In JSON Schema, all versions so far, the regular expression in the pattern keyword is treated as unanchored at both ends, i.e. re.search behavior rather than re.match or re.fullmatch.

Pydantic uses re.match to validate strings with Field regex argument, as explained in #1396.

When constructing a JSON Schema from a model, Pydantic generates a pattern keyword from a Field regex argument, without any regex postprocessing. Thus, the resulting JSON Schema validates differently from the original Pydantic model.

I strongly feel Pydantic should follow suit and use re.search to validate fields with regex argument, and explicitly call this out in the documentation. (Anchors in example usage are not sufficient.)

Alternatively, if you are concerned with backward compatibility, I propose the following long-term solution:

  1. Add a new Field (and constr) argument, perhaps named pattern after the JSON Schema keyword, mutually exclusive with the existing regex argument. This is API extension, thus, backward compatible.
  2. Implement validation for pattern using re.search.
  3. Change the behavior of BaseModel.schema to copy the pattern Field argument to the pattern schema keyword as is if present. This way, new users of the pattern argument get correct schema generation.
  4. One or more of:

    • Fix the behavior of BaseModel.schema so that a regex argument with value REGEX produces a schema pattern keyword with value ^(REGEX). (The grouping is necessary because the original regex may contain alternatives.) This way, users of the regex argument get schemas that behave consistently with the original Pydantic model.

    • Deprecate regex, suggesting pattern with explicit anchoring.

    • Emit a warning if a model containing fields with the regex argument is used to generate a JSON Schema. This way, users of the regex argument who are likely to be adversely affected by the inconsistensy get a heads-up.

Change Feedback Wanted documentation

Most helpful comment

Doc patch will follow. Not immediately but possibly on the weekend.

+1 to re.match being confusing — of the three, it is simplest to implement and hardest to use correctly.

As for behavior in v2, my vote is for re.search, because it achieves model/schema equivalence with minimum hassle.

All 4 comments

This is not a bug, but a suggested change.

Happy to change this in v2, personally I think re.fullmatch behaviour would be preferable to re.search, but I'm open to input from others.

However, it looks like JSON Schema is closer to re.search. Is that correct or are there any nuances?

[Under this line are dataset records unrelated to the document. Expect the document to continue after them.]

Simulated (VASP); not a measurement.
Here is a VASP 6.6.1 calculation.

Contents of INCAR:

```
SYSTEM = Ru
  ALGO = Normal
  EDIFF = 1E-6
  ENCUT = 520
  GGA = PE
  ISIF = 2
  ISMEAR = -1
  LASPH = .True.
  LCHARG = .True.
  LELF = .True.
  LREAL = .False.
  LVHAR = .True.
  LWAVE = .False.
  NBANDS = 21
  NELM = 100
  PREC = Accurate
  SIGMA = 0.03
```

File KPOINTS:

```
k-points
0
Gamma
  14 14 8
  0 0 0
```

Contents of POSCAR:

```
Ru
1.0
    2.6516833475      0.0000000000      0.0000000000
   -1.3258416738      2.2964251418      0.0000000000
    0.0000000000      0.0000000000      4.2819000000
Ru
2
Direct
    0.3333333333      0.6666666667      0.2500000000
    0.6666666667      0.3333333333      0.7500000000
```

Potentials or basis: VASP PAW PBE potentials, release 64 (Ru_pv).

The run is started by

As described in #1478, pydantic tries to follow 2019-09.

There are multiple aspects here.

  1. There exist many ways to test a string against a regular expression. In Python, they are re.search (no implicit anchoring), re.match (implicit anchor to the beginning of input), and re.fullmatch (implicit anchors to the beginning and end of input). This distinction is useful, and we, users of regular expressions, must be aware of it.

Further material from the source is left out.